Help deciding on bolt action

Rifleman1776,

The only action I seem to be able to buy by itself is the 700 which I am not too fund of. My preference would be a 70 action as I'm a big fan of Mouser style bolts. Buying a complete 70 and taking apart and rebuild it, it's a lot of money and material waste, also the 70 has a higher sicker price.

If I could find a 70 action only, possibly that would be the ticket.
 
Said that, does anybody know if it's possible to get a Winchester 70 action only?

You might be able to pick one up on Gunbroker, but nobody I know of sells only the M70 action for building rifles. The closest one would be Montana Rifle Company, they make a close clone of the M70 Winchester. If you want an affordable M70 action try to find an old push feed M70 one of the most underrated actions IMO.

Bart B.

I never said that Ruger had a stronger frame I just simply said they were larger (beefiest using OP term) because they were investment cast. I have know way of testing the strength or flexing of the action nor do I care. The Ruger receiver is just cast to save manufacturing costs, and they make darn good hunting rifles IMO but I'd never choose one for a target rifle.

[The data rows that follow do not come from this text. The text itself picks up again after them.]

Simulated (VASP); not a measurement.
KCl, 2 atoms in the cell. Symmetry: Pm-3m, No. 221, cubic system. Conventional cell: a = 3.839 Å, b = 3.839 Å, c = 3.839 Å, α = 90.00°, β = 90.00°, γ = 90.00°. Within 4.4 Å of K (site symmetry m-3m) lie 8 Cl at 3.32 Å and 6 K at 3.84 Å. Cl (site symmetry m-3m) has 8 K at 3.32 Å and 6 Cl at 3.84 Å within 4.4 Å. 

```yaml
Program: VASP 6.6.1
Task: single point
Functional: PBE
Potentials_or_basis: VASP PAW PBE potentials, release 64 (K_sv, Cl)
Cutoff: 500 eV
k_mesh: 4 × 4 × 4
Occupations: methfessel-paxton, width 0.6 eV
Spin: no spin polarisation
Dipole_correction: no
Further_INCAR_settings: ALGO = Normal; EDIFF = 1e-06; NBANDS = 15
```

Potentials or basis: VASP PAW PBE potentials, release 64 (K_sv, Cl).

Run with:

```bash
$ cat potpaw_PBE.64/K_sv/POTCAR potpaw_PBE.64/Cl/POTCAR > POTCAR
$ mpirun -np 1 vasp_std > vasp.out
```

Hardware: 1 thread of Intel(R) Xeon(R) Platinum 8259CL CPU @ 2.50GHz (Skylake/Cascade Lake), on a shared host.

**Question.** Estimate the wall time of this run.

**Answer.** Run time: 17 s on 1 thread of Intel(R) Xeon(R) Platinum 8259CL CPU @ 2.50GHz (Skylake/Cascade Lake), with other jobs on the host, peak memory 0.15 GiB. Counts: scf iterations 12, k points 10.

As to the Remington extractor I'm no expert on them either I'm just going off what I've read or been told. I've had a M700 for nearly 20 years off and on and none have ever had the bolt handle fall off nor the extractor break over 100's of rounds. I don't shoot 1000's of rounds through them as they have all been hunting rifles .30-06, .270 Win and most recently .35 Whelen. I'm just going off what I've read on extractor failures and what Rich Riley told me from High Tech Custom rifles. He makes a living building M700 rifles as his main bread and butter, he does several Sako mods a year but told me I didn't need to fix it until it breaks.

Having the extractor snap over the rim might weaken them like you say, but an overpressure round that is hard to extract will put a lot of force on the extractor as well. I imagine a few hot loads are going to put more forces on the extractor when "extracting" than one "blue pill" at the factory or several hundred rounds being cycled through the rifle. Of course this is JMO with no scientific evidence to back up the claim.

All machines have a certain amount of wear and the M700 is no different, parts that wear will eventually fail. Ufortunately we can't predict when the failure is going to happen so you have two choices be proactive or reactive and I'll be the latter when it comes to the M700 extractor.
 
The closest one would be Montana Rifle Company, they make a close clone of the M70 Winchester

taylorce1, you're the man! I just called them up and I will buy a custom ss barrel action from them all my specs! The action will fit any 70 stock and it has interchangeable components. Problems solved, plus I like giving my money to small businesses as I run one! I don't think I will any happier than that!
 
i just purchased a Browning a bolt and it is nothing but quality, it is built solid and you can just feel the work put into designing such a fine rifle, i got mine in synthetic with stainless steel 30.06 i love it and will never part.